Marhaaban from Amman, Jordan! When I told people where I was studying abroad, I’d always be met by a beat of surprised silence and then, “So, like…the Middle East?”
Yeah, the Middle East.
It seems crazy that a college student like myself would choose to study in a country surrounded almost on all sides by tension, where alcohol is taxed 200 percent and where gender roles are the polar opposite of what you find at your average frat party, but here I am!
My main reason for coming to Amman is to study Arabic, as it’s one of the last cities deemed “safe” for Americans to go study abroad. I’ve been taking Arabic for a year and a half and can barely hold a decent conversation, so hopefully after four months here speaking Arabic won’t feel like drowning in a pool of cement, inshallah. This is Arabic for “God willing,” and used to describe things that will happen in the future, usually as a euphemism for “we’ll see,” or in other words, “this might not happen,” which is likely the truth in my case.
Now, let’s move on to what you’re probably wondering — is Jordan safe? Long story short, yes, it definitely is.
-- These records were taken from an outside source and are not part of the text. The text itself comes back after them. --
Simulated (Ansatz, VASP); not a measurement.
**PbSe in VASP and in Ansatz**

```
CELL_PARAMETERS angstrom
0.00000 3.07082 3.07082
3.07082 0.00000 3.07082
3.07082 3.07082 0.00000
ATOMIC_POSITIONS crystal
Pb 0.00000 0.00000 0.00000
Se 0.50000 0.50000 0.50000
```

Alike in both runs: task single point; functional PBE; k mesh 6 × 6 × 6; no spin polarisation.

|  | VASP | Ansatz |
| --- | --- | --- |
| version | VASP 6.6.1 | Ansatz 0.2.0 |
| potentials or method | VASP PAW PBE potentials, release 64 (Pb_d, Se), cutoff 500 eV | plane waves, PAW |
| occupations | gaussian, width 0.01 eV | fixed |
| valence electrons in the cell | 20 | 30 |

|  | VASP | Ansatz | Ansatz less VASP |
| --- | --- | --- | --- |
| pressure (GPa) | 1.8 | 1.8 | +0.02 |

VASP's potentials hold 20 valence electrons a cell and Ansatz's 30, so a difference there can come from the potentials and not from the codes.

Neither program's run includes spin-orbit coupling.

The security situation definitely intensified this past week with the announcement of the brutal murder of the Jordanian military pilot by ISIL — a shocking and horrific event that shook the whole nation. But the reaction of Jordan to such a devastating loss was not anti-American sentiment or blind anger. Rather, there was an intense nationalism and a renewed sense of responsibility and earnestness to uphold such in the region. Jordan is the model of stability and a rare one in the Middle East, and is holding strong in the face of such radical terrorism. Over this week there were many planned and peaceful marches, candlelit vigils, and even some unofficial car caravans of young Jordanians, honking their horns and waving flags all throughout the main streets of Amman. It feels much like post-9/11 America — overcome with sadness and mourning but also renewed unity, patriotism, and commitment to a cause. I do not feel unsafe here by any means. Yet, that does not mean that awareness, judgment and caution are not absolutely essential for us as Americans at all times.
Wipe away all (okay, most) of your mental images of Middle Eastern cities as seen on Homeland or any war film, because Amman will shatter them. It’s a crazy-busy metropolis of endless hills and beige buildings as far as you can see, of crowded traffic circles and ginormous megamalls. Amman doesn’t seem to adhere to any guidelines as far as cities are concerned; every neighborhood is different and linked by crowded highways and overpasses. There’s little public transportation here, so to get to school we take a twenty minute cab ride, which so far has lent itself to some pretty interesting early-morning conversation and definitely a lot of groggy, half-forgotten Arabic.
Nevertheless, it’s a great way to see a city where there’s never a shortage of things to look at, and has definitely helped me orient myself in this overwhelming place. My first two weeks here have been completely amazing, and I can’t wait to see what we’ll do next!